Belfast Telegraph

Cheryl condemns Munroe Bergdorf for raising past assault conviction

Former L'Oreal model Munroe Bergdorf has criticised Cheryl for her past conviction for assaulting a black woman.

Cheryl has condemned former L'Oreal model Munroe Bergdorf for referring to the singer's assault conviction in a TV interview.

The transgender model, DJ and activist was dropped by bosses at the beauty brand over comments she made on Facebook stating that all white people are racially prejudiced.

On Monday (4Sep17), Munroe appeared on British daytime discussion show Victoria Derbyshire to talk about her firing and pointed out that Cheryl was still employed by the brand despite a 2003 conviction for assaulting a black toilet attendant.

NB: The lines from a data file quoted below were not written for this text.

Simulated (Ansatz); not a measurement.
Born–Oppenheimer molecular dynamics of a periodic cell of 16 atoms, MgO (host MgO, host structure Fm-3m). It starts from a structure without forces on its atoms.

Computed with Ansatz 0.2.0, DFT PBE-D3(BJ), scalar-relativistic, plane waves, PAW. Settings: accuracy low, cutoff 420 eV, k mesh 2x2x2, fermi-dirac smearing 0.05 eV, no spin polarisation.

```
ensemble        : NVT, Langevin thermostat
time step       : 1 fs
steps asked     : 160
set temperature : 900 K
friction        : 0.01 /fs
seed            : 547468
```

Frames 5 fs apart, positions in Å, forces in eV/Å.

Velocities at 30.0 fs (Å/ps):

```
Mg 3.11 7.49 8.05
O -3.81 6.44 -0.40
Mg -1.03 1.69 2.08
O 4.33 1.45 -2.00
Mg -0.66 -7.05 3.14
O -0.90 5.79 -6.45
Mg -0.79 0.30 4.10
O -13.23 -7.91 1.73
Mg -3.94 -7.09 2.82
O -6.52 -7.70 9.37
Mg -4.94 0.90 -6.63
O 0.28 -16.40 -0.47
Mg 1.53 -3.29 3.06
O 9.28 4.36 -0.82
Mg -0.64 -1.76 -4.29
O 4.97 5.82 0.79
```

Cheryl's publicist has released a statement to HuffPost U.K. criticising Munroe's decision to bring up the Girls Aloud singer's past conviction, pointing out that she was cleared of racially aggravated assault.

"More than 14 years ago Cheryl was unanimously acquitted of a charge of racially aggravated assault," the statement read. "She is disappointed to find her name involved in Munroe Bergdorf's media interview."

Although Cheryl was acquitted of racially motivated violence, she was found guilty of assault occasioning actual bodily harm and sentenced to 120 hours of community service. She was ordered to pay her victim, Sophie Amogbokpa $650 (£500) in compensation and prosecution costs of $3,900 (£3,000).

Chatting to Victoria, Munroe, who appears in a new advert for L'Oreal's True Match foundation, expressed her anger at being dismissed for her comments on racism.

"I shouldn't be sacked for calling out racism when I was in a campaign that was meant to be championing diversity. And especially when I was speaking about the violence of white people," she said.

Referring to Cheryl, the model, who was L'Oreal's first transgender signing, added, "But then they've got Cheryl Cole on the campaign and she was convicted for actively punching a black woman in the face."

Her original Facebook post came in the wake of the death of an anti-racism activist at a white supremacist rally in Charlottesville, Virginia.

She stated she was tired of discussing white people's "racial violence" and added, "Once white people begin to admit that their race is the most violent and oppressive force of nature on Earth... then we can talk."